Processes

Processes are defined based on their input and outputs resources, as well as some additional metadata.

The full process data structure is the following:

 1module type Process_type =
 2sig
 3  type t = {
 4    name : string;
 5    inputs : (term * term) list;
 6    output : term * term;
 7    prov : provtree;
 8    proc : term;
 9    actions : Action.t list;
10    copier : bool;
11    intermediate : bool;
12  }
13(* ... *)
14end;;

Each process is assumed to have a unique name. Attempting to construct a composite process with the same name as one of its components will result in a failure.

Resource type names need to follow the same naming restrictions as HOL Light variables, i.e. they need to start with a letter and contain only letters and numbers.

Here is an example atomic process P with 2 inputs, X ++ Y and Z, and an output of type A ** B ** C (or 3 parallel outputs of types A, B, and C):

 1{name = "P";
 2 inputs = [(`X ++ Y`, `cP_lB_X_Plus_Y_rB_1`); (`Z`, `cP_Z_2`)];
 3 output = (`A ** B ** C`, `oP_lB_A_x_lB_B_x_C_rB_rB_`);
 4 prov =
 5  Provnode ("times", Provleaf "P",
 6   Provnode ("times", Provleaf "P", Provleaf "P"));
 7 proc =
 8  `P (cP_lB_X_Plus_Y_rB_1,cP_Z_2,oP_lB_A_x_lB_B_x_C_rB_rB_) =
 9   Comp
10   (Res [cP_lB_X_Plus_Y_rB_1__opt_X; cP_lB_X_Plus_Y_rB_1__opt_Y]
11   (Out cP_lB_X_Plus_Y_rB_1
12  (* ... *)
13   ))`;
14 actions = []; copier = false; intermediate = false}

We explain each of the fields next.

Input / Output

Input and output resources are described as annotated terms (see resources). More specifically, each resource is a pair of terms (term * term), the first one being the resource type and the second one the associated channel.

Channel names are generated automatically, yielding some fairly verbose names such as oP_lB_A_x_lB_B_x_C_rB_rB_ seen in the example above.

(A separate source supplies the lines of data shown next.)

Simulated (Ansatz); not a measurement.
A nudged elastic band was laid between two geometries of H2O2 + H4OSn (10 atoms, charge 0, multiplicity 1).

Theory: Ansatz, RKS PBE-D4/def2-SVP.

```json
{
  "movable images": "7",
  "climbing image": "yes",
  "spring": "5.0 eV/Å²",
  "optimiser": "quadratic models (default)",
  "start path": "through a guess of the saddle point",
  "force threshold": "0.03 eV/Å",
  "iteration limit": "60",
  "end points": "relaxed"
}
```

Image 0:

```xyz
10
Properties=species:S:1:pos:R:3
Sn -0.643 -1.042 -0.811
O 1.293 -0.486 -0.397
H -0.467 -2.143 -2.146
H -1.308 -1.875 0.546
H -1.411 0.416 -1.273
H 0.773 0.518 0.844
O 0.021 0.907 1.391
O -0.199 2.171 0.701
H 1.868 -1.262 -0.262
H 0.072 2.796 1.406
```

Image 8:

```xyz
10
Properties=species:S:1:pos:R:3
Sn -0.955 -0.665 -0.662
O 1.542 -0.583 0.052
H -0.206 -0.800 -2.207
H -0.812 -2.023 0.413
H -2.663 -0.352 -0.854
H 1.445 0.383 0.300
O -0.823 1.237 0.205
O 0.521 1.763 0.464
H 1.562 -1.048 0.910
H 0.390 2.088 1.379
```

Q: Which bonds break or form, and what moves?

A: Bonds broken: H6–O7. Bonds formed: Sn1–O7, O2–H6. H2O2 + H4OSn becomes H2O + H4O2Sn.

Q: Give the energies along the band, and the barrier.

Each process can have a list of input resources and a single, potentially composite output resource.

Provenance

The prov field captures the output provenance for the process. See Provenance for more details.

π-calculus

The proc field captures the π-calculus process definition. This describes the process in an executable term of asynchronous communication through the available channels.

It involves a process definition as a function over the free channels, i.e. the channels involved in the inputs and outputs.

For atomic processes, the body of the definition is constructed automatically based on the input and output specification. It essentially provides a typechecked term for parallel reception of all the inputs and sending of the output.

For composite processes, the body of the definition is constructed via proof, with all the associated guarantees of correctness.

Actions

Composite processes include a list of composition actions that were used to construct them.

This allows us to reconstruct or revalidate these composite processes at any point, for instance after updating the specification of one of their components. It also allows us to reload all the intermediate steps of the composition to be able to construct different variations without going through all of the same steps.

Atomic processes have an empty list of actions.

Copy Nodes

Copier processes or Copy Nodes are processes that represent the ability of a particular resource, such as an electronic document, to be copied.

We do not include exponentials in our linear logic formalisation, so this mechanism enables us to copy resources in an explicit way. If it is not actually possible to copy a resource (e.g. a physical resource or currency), then it will not be possible to provide a concrete implementation of the specification of the copier process.

More specifically, Copy Nodes are processes that receive a single input (e.g. A) and provide several copies of the same resource (e.g. A ** A ** A).

The copier field automatically identifies processes with a Copy Node specification.

This may also catch processes with a Copy Node specification but a different intended purpose (e.g. a process that splits a document in half and yields two different documents). At the logical level it is not possible to disambiguate between the two.

Nonetheless, Copy Nodes are not treated any differently than normal processes by the reasoner. This field is only a flag to facilitate the identification of processes with this type of specification. For instance, this is useful in our diagrammatic composer tool, where Copy Nodes are depicted with a special round symbol.

Intermediate Processes

Composite processes are differentiated into intermediate and stored processes.

Every time a composition action is performed between 2 processes, an intermediate composite process is produced. Subsequent composition steps will produce further intermediate processes. Once a composition is completed, we store the final process among the other atomic processes and completed compositions. The intermediate processes can then be deleted, to keep the list of available processes short.

As the size of the composed workflows increases, a large number of intermediate processes may be produced. Separating intermediate from stored processes enables better housekeeping and a smoother user interaction. Besides, the user has the option to store every single intermediate process produced if they so choose.

Other than managing the processes at the user level, the reasoner does not treat intermediate processes any differently than atomic or stored processes.